Mark Lorch

Two Riverside residents have filed to run for Congress, but it appears that only one will stay in the race.

Jay Reyes and Mark Lorch both submitted petitions to run in the Republican primary for the 4th Congressional District, where the retirement of Luis Gutierrez has touched off a flurry of petition filings. 

Two little known Chicagoans, Ann Melichar and Ruben Sanchez Jr., also have filed to run in the Republican primary in the 4th District.

Reyes, a lawyer who works for the state of Illinois, is a member of the Triton College board of trustees, will be dropping out of the race. He told the Landmark he filed to run for Congress just to make sure the Republicans had a respectable candidate in the race in the overwhelmingly Democratic district that includes most of Riverside and the much of Brookfield.

Reyes said he plans to formally withdraw from the race soon.

Lorch, 36, has lived in Riverside for about seven years and is making his first run for public office.

“I am running to represent the 4th District because I can no longer sit on the sidelines and simply be witness to the actions of our current president and members of Congress,” Lorch said in an email to the Landmark. “The path our country appears to be on is unacceptable to me.”

In a brief telephone interview, Lorch declined to go into much detail about his political views.

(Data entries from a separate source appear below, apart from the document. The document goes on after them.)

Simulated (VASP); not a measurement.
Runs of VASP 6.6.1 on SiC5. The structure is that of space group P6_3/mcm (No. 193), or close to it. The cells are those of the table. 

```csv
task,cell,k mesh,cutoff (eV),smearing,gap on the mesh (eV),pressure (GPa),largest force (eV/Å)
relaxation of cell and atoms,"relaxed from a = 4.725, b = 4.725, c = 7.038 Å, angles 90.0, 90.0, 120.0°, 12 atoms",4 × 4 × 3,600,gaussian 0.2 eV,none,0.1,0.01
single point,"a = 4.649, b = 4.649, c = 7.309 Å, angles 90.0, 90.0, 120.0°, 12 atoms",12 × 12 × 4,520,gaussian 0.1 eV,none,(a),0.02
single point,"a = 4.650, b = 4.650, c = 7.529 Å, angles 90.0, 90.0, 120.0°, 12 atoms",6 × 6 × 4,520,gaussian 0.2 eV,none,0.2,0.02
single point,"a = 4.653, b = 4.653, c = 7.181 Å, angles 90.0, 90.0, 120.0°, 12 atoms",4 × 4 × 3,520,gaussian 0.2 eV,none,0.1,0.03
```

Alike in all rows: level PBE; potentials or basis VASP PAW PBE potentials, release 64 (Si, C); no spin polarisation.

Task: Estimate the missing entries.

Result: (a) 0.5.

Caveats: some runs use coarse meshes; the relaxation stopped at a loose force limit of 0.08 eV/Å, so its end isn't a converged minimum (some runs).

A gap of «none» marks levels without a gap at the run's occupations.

“I’m not really one for labels,” said Lorch, who is pretty much unknown in local political circles. “I can tell you what I’m not. I’m certainly not a right-wing conservative if that helps.”

Lorch works for the financial firm Duff and Phelps, where he advises companies and shareholders on business valuation and mergers and acquisitions. He is a graduate of the Kelley School of Business at Indiana University.

Late on Dec. 11, Riverside resident Steve Rembis, filed objections to the petitions of Melichar and Sanchez Jr. in an attempt to knock them off the ballot. Lorch said he does not know Rembis.

In 2016, no Republican filed to run against Gutierrez, who abruptly announced last month that he would not seek re-election. The leading candidate seems to be Cook County Commissioner Jesus “Chuy” Garcia, whom Gutierrez has endorsed. 

Garcia, 61, ran for mayor of Chicago in 2015 and has long been active in progressive politics in Chicago.

He is being challenged by several younger Hispanic politicians, including Chicago aldermen Carlos Ramirez-Rosa, Proco “Joe” Moreno and Raymond Lopez. 

Also running for the Democratic nomination is Sol Flores, the executive director of La Casa Norte, Logan Square non-profit that serves youth and families facing homelessness. 

Another woman in the Democratic race is Neli Vasquez-Roland, a resident of the Near North Side of Chicago, who is the cofounder and president of A Safe Haven Foundation, an organization which helps people struggling with homelessness and substance abuse.

An objection to the petitions of Vasquez-Roland’s petitions has been filed.

Rounding out the Democratic field is Chicago police Sgt. Richard Gonzalez who, according to published reports, is being backed by State Rep. Luis Arroyo Sr., a longtime opponent of Gutierrez.

This story has been changed to correct the spelling of Ann Melichar’s last name.